The Materials Physics Group, led by Koushik Pal, works on theory and simulation of quantum and energy materials utilizing electronic structure theory, multi-scale modelling, high-performance computing and materials informatics. The overreaching aim of the group is to design highly efficient quantum and energy materials that can be used in faster electronics, quantum computing, and clean energy devices. This research in the group is multidisciplinary and sits at the intersection of solid state physics and materials science. The group interacts closely with leading experimental groups to provide insights into experimental observations, guide experiments, and to to get inspired by experiments in pursuit of solving critical problems in a timely manner and to bridge the gap between theory, simulations and experiments. Recent works from the group have lead to successful experimental realization of weak tological phase and several low-thermal conductivity materials.  

One theme of research in the group is to understand quantum phases of materials such as  topological insulating, Dirac and Weyl semimatallic phases and investigate their effects on various materials properties like electrical and thermal transport using theoretical and computaional approaches. The idea is to develop structure-property relationships that can be used as "design rules" for efficient screening and design of new materials with target properties. The group aims to exploit connections between dispareate materials classes and couple multiple order paerameters - such as topology, thermoelectricity, magnetism, electron-phonon couplimg, strongly correlated electrons, etc. - to tune properties of materials with ease. This theme aligns well with the semiconductor and quantum missions which are onging worldwide.

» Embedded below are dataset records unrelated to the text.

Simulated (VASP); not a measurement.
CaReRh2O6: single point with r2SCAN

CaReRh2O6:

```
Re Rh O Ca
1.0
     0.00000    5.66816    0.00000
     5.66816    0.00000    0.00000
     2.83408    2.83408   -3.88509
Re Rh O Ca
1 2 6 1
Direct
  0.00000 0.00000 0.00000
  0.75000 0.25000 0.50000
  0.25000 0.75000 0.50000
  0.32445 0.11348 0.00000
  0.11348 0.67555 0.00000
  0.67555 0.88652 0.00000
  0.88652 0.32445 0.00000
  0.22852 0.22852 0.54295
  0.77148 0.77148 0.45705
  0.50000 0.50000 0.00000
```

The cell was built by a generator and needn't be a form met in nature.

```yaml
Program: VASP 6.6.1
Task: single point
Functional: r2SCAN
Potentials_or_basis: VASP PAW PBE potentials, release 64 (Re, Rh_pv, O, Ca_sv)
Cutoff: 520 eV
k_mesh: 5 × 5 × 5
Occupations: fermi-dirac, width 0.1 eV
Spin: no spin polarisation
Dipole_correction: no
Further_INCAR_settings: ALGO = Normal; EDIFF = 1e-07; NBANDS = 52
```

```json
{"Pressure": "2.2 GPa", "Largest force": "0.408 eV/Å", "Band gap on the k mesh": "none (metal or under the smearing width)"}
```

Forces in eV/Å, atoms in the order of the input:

Another research direction in the group is to perform theory guided design of new materilas which have not been synthesized in the lab yet. This is done either using the "bottiom-up" approach i.e., atomically design new materials from scracth using quantum mechanics or using the "top-down" approach which is essentially screenign potential materials from large materials databases using physics informed ideas. Of course, both these approaches require a set of rigorous stability checks - thermodynamics, dynamic, kinertic, etc., - to be able to make robust predictions. Techniques from machine-learning and ideas of informatics can be applied to materials domain to solve this type of problems quite efficiently, which falls in the area materlals informatics. In terms of materials, the group focuses on semicondutors,  various quantum topolgical materials, thermoelectrics and photovolatics such as halide perovskites.